Friday

Torture, Lags and Cop Killers





Very interesting session this week and notable by the intelligent insights and comments from everyone regarding the written and picture sources - well done to all !



We began by examining Foucault's work on the changing nature of crime and punishment pre and post enlightenment. For more works on the 'bloody code' and crime in the period 1450 - 1850, please see the link of works available on Amazon here:


http://www.amazon.com/phrase/bloody-code



We then chartered Peace's early criminal career and the resulting incarceration at the Wakefield House of Correction.


Here are a few links for the History of Wakefield prison for you to explore:



A Short History of Wakefield Prison





Here We Go Round The Mulberry Bush





Further Information





Wakefield Prison - Historic Maps






We moved on to examine the penal reform changes and examine the prison system in the mid nineteenth century. To place into context what Peace would have experienced at Wakefield in 1851.



It was good to see people have been reading around the subject and been scouring the book shops and online book providers for works on Peace, 19 century crime, economic/social historical accounts. This is great to see!


Final point - on my 'pals' course we have organised fieldwork that investigates the Redmires archeology in Sheffield. I have tried to organise fieldwork for this course also - a tour of the Black Museum at New Scotland Yard but unfortunately this venue is only open to serving police officers.


Would people be interested in fieldwork for this course? Has anyone ideas or suggestions for a possible day visit to connect in with the themes of this course? Jim mentioned the tour of Lincoln Prison - would this be something people would be interested in?


Perhaps a visit over to Lincoln by train, a tour of the prison and then lunch somewhere? I would welcome your thoughts on this at the next session or by e mail.

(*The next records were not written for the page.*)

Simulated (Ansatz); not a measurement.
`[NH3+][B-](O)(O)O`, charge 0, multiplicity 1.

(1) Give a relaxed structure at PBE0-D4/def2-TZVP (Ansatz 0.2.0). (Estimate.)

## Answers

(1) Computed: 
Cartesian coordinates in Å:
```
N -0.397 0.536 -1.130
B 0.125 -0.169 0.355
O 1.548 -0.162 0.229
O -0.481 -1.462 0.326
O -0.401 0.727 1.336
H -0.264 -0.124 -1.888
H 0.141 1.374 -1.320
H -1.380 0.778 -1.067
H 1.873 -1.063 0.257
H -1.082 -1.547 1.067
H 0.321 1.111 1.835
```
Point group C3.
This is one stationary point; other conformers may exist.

Next week - Peace as 'cop killer'





1 comment:

shel said...

Hi,

Yes, I'd certainly be interested in visiting Lincoln (access permitting)

I've found the sessions so far very interesting, and they have left me eager to attend the next session to learn more.

I managed to source "King Of The Lags" through Amazon. The book is in slightly shabby, but readable condition, and was delivered today. I was impressed, as I only ordered it yesterday.

I'm looking forward to a nice quiet evening, curled up reading the book.